Model Types
There are several model types:
Polygonal mesh
Parametric surfaces
CSG - Constructive Solid Geometry
Mathematical shapes
Metaballs
The polygonal mesh object is perhaps the most common type of 3D model. The idea behind it is to approximate a surface using a mesh of planar consecutive polygons.
For a cube this is straightforward, there are six squares connected. For a generic curved surface the problem of using flat polygons will face up. In this case you can only have an approximation of the shape. So to increase the approximation you can only increase the number of polygons. This fact is a problem and can make mesh models to take a considerable amount of memory and disk space and make them slower to display in wireframe preview or in final rendering.
Fortunately a rendering trick can help us: Phong normal interpolation.
Another kind of model representation is by using parametric surfaces or surfaces that interpolates parametric curves (note that these two things are not exactly the same). A parametric curve is a curve whose shape is dependant from some parameters. These parameters can be a series of points in the 3D space. By manipulating the positions of these "control" points you can modify the shape of the curve.

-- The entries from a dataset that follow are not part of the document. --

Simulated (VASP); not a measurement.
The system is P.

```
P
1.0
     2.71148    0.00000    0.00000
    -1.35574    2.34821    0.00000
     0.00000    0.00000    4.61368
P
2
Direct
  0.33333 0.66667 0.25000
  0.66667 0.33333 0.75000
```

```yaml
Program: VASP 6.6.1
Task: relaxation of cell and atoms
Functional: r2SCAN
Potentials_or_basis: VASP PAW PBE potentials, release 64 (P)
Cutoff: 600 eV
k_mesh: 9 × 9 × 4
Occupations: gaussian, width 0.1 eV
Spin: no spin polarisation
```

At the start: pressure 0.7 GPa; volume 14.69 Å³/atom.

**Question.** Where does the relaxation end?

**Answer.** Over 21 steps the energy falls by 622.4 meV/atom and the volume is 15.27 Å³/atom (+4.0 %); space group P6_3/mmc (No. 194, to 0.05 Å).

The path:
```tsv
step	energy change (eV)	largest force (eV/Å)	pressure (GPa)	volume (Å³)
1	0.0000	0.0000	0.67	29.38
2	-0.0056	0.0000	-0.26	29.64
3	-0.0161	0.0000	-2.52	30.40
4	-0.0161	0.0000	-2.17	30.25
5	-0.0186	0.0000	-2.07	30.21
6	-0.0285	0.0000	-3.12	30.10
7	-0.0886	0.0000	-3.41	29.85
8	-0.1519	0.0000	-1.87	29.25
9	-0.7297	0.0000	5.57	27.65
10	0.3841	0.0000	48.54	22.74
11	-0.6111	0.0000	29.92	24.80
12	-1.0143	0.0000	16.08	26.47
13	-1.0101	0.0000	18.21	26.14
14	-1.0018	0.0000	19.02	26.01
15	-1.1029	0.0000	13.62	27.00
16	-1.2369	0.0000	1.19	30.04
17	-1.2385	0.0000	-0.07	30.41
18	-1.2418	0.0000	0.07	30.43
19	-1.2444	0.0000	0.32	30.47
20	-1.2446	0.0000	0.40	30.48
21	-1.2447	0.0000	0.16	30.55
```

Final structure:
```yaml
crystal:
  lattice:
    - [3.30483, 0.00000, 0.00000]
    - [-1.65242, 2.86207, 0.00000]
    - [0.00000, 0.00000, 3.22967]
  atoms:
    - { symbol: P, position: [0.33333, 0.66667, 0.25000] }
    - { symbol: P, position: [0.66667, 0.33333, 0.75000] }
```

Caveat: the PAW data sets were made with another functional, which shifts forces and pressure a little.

A parametric surface is simply a 3D surface that is under the control of a series of parameters, for example a series of control points.
There are several types of parametric curves, but the most commonly used in 3D applications are:
Bezier spline
B-spline
NURBS
To render objects modeled this way there are different approaches.
One is rendering the surfaces directly (Real3D follows this approach); another one is to convert it to a polygonal mesh prior to render.
This second approach is usually followed by programs that started with polygonal mesh objects only and added parametric surfaces objects in later revisions of the software.
The models created using this technique presents usually smoother shapes and are indicated for modeling organic shapes or smooth aerodynamic surfaces like car coachworks or aeroplanes (you definitely won't use NURBS to model a F117 Stealth Fighter however!).
These curves usually require more processing power to compute and this is perhaps the main cause that near all 3D packages started with a polygonal approach.
This technique is suitable to create geometrically perfect objects, but the quality of the model obtained directly depends by the variety of the available primitives.
The idea behind CSG is that an object can be done with composition of simpler parts. Those simpler parts can be composed from even simpler ones. This process repeats until we reach the simplest objects named "primitives".
Some examples of primitives are:
Sphere
Box
Cylinder
Cone
Torus
You can perform boolean operations on primitives to obtain more complex object.
This technique is suitable to create geometrically perfect objects, but the quality of the model obtained directly depends from the variety of the available primitives.
Mechanical parts are usually better reproduced this way.
Organic shapes, instead, are hard to model in CSG.
Although this name can be applied to all possible shapes, I use this term to define those objects like 3D fractals and other interesting stuff that can be created with Mathematica or similar programs and then exported and converted to 3D objects.
3D fractals like the julia_fractal of POV-Ray are fine to look at, but the most useful use of fractal objects is as landscapes.
Fractal landscapes can be very impressive and right now is the best way to obtain realistic landscapes in 3D graphics. There is a whole range of programs that are nearly entirely based on this technique to create their images. The most famous of them are probably Vistapro and Bryce.
Metaballs (also known as "Blob") are a relatively recent introduction in 3D. It's not easy to explain by words the behaviour of this interesting staff.
In his basic implementation a metaball is a sphere that "feels" the proximity of another metaball. If two metaball are close enough their surfaces start to deform and stretch as there is an attraction between metaballs's surfaces. As metaballs become closer they join together like two drops of honey.
Each metaball has three parameters, radius, threshold and strength. If strength is a negative value the metaball repulse other metaballs instead of attract them.
With the aid of a good metaball editor it is possible to model extremely realistic organic models, like human bodies, animals, monsters...
With the exception of POV-Ray, I think that near all 3D packages convert the metaballs object to a polygonal mesh prior to render.
Recently POV-Ray 3.0 introduced cylindrical blobs, but the real revolution in 3D modeling is called metamuscles.
This new object is a metaball that can be shaped like a spline. It allows the creation of stunning quality organic models that could be only created using a huge number of spherical metaballs.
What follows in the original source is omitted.